Having knocked on every door but the church’s, before which he had merely shaken a defiant fist, Valjean prepares to sleep on a stone bench through the starless, dark, and bitterly frigid Alp-air night. Then, the church door opens. An elderly woman emerges, bidding him to knock at one more door, that of a small house. Having done so, Valjean is warmly invited to supper and a bed fitted with clean sheets. “You mean, you’re not chasing me away?” he says, overjoyed with surprise. “I’m going to have supper! And a bed with a mattress and sheets — I haven’t slept in a bed for nineteen years! . . . Pardon me, what’s your name? . . . You are an innkeeper, aren’t you?” His host, the bishop of Digne, introduces himself. “This is not my house,” Bishop Myriel declares, “it’s the house of Jesus Christ,” a refuge for the outcast. Within this unassuming refuge, there are silver candlesticks, a kind of menorah symbolizing the presence of God in this kind-of holy place. When Valjean is later brought back to the bishop for having stolen his silverware, the bishop gives him the candlesticks, too, and their light — a token of God’s grace and the debt of love he owes.

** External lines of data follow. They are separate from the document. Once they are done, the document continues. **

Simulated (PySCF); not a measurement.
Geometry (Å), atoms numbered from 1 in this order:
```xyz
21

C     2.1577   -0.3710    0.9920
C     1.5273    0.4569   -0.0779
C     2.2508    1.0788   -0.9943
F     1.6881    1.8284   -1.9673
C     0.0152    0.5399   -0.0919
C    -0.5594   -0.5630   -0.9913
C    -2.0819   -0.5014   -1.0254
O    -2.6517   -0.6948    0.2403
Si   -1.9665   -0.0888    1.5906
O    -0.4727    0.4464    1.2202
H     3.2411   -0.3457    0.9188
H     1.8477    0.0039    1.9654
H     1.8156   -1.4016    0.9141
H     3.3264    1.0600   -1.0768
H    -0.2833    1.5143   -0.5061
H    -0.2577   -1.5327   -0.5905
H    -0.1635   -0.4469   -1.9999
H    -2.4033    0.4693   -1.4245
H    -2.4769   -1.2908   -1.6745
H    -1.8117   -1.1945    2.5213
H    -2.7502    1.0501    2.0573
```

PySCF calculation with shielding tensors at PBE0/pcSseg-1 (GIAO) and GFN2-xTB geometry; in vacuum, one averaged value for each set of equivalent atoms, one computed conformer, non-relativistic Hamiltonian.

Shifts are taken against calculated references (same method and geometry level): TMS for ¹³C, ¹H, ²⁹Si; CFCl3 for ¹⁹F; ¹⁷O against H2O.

On another wintry night many years later, after be coming “Madeline,” the benevolent governor of Montreuil-sur-mer, only to be discovered and imprisoned by Javert, Valjean finds himself on the run in the dimly-lit streets of Paris. He escaped prison in order to fulfill his promise to rescue and tend the orphaned girl Cosette, now at his side. They hide away in a lonely, enclosed garden as the sound of Javert and his troops, like a storm, breaks and rushes on. Then, out of the stillness, a hauntingly awe-filled scene unfolds, a mystery better experienced than explained: sudden singing; voices of an angelic choir fading in and out of the night air; a cruciform shape spied through a dim glass (dead, or alive?); the sound of a little bell. Like Jacob of old, Valjean discovers “the Lord is in this place, and I did not know it. . . . How awesome is this place!” (Gen 28:16–17). He and Cosette, the penitent and the innocent, fall to their knees. The garden complex, a dilapidated convent for women, becomes a refuge for Valjean: “I must remain here,” he says, and becomes its gardener. Cosette, the illegitimate orphan, receives schooling from the women. It is an unexpected refuge in Christ — thus is grace portrayed.

Pursued by Law: Two Poignant Pleas

The novel’s literary shadows are deepened by the ever-lurking presence of the law’s condemnation, by the tension between who we are and who we were. Within this context, Javert represents that inescapable, shameful past that ever haunts and pursues one’s conscience — the “Devil’s advocate,” as it were — so that Valjean winds up disguising himself in order to make a clean start. Javert is called “the man of the law,” and indeed, represents the strict and merciless application of law, blind to and befuddled by the possibility and hope of redemption. Early in the story, Valjean, captured by Javert, pleads for release in order to rescue the soon-to-be-orphaned Cosette, but Javert refuses — as expected. There are no surprises with law. The principle of retribution is simple and monotonous, like Euclidean logic — it’s a system closed to alternatives, shut-up against intervention.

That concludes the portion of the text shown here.